New to Mercurial? Here is a quick reference to ease you into the differences of Mercurial, as opposed to SVN, and help you get your first project started!

What is Mercurial?

Mercurial is a code versioning tool akin to the likes of SVN, Git, CVS and countless others. As described by wikipedia:

Is the management of changes to documents, programs, and other information stored as computer files. It is most commonly used in software development, where a team of people may change the same files. Changes are usually identified by a number or letter code, termed the "revision number", "revision level", or simply "revision".
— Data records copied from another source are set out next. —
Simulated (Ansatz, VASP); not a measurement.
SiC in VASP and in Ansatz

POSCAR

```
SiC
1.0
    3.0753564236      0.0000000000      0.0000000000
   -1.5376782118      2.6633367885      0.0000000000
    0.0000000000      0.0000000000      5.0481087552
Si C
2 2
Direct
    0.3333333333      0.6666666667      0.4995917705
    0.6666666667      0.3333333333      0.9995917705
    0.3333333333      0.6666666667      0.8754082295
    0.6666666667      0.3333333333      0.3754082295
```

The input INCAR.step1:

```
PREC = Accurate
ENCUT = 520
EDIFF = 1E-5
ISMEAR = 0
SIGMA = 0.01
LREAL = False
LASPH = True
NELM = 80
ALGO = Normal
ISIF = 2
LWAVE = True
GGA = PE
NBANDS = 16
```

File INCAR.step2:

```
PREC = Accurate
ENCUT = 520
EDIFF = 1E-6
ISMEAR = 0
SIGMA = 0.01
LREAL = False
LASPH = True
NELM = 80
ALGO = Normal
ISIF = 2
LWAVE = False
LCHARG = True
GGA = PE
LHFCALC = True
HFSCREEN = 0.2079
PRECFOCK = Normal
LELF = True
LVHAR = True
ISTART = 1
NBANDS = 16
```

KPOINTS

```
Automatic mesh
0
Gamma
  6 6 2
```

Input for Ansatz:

How is Mercurial different from SVN?

If you've come from an SVN background, such as I have, there are some key differences to note when transitioning to Mercurial. Namely, Mercurial has two repositories. The first is stored locally and it's best to think of this like the repository you're used to in SVN. It's here where you commit and update your code as you're used to in SVN.

Mecurial is different in that once you're happy with your code you then "push" the local repository code to the second repository - usually an external server. I guess you could think of this as "making it public". This isn't strictly speaking as you can actually pull code from other users machines but that's out of the scope of this article.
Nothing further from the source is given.